Facebook’s long legal dispute with Cameron and Tyler Winklevoss may be ending.

A US appeals court ruled today that the Winklevoss twins must accept the settlement they reached with Facebook back in 2008, according to reports in Reuters and elsewhere. The twins famously alleged that after they hired Facebook founder Mark Zuckerberg to work on their project ConnectU, he stalled their site and stole the idea for his own social network. (And of course the story was dramatized last year in the film The Social Network.)

Facebook reached an agreement with the twins for $20 million in cash and $45 million in stock. That stock should be worth much more now, but the Winklevoss brothers appealed the deal anyway, arguing that Facebook deceived them by not disclosing an internal valuation that suggested the shares were less valuable than they believed. Judging from interviews that they gave to the press, from the twins’ perspective, the legal case was as much about exposing Zuckerberg’s alleged wrongdoing as it was about the money.

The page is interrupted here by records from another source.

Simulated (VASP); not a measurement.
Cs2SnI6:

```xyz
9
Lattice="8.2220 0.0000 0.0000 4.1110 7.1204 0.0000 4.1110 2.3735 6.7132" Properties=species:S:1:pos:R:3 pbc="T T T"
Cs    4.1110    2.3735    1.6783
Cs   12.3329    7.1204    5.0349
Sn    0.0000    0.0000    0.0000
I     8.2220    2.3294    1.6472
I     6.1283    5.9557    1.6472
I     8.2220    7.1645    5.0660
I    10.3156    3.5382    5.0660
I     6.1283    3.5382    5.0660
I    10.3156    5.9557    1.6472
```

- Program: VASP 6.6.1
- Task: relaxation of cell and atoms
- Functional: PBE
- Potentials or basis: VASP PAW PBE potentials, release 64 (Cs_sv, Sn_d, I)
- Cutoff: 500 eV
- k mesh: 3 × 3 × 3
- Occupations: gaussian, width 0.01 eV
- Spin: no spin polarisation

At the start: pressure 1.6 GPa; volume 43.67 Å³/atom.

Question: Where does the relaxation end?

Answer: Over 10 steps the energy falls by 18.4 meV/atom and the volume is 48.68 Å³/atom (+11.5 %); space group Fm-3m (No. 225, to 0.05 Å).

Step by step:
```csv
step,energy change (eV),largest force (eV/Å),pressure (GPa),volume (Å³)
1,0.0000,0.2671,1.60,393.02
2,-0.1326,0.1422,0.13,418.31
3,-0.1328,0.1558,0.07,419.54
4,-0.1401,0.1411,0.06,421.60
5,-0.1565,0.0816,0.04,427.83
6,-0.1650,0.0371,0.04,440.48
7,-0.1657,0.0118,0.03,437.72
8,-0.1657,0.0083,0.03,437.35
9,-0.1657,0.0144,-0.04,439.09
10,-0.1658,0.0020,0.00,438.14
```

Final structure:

But while the Winklevosses may have seen this as an issue of justice, the courts were apparently unimpressed by their specific legal grievances. A lower court already upheld the settlement, and US 9th Circuit Court of Appeals did the same today. Chief Judge Alex Kozinski wrote:

The Winklevosses are not the first parties bested by a competitor who then seek to gain through litigation what they were unable to achieve in the marketplace. And the courts might have obliged, had the Winklevosses not settled their dispute and signed a release of all claims against Facebook. … At some point, litigation must come to an end. That point has now been reached.

Update: Tyler Winklevoss has posted the following statement from his attorney Jerome Falk on Twitter, suggesting that he and his brother will appeal the decision.

The Ninth Circuit has affirmed the District Court’s enforcement of the settlement over my clients’ objection on the ground that the settlement was obtained in violation of the federal securities laws. I appreciate the Ninth Circuit’s thorough discussion of the issues. However, I respectfully disagree with the Ninth Circuit’s conclusions. In my judgment, the opinion raises extremely significant questions of federal law that merit review by the entire Ninth Circuit Court of Appeals. For that reason, my colleagues and I will file a Petition For Rehearing En Banc within the next fifteen days.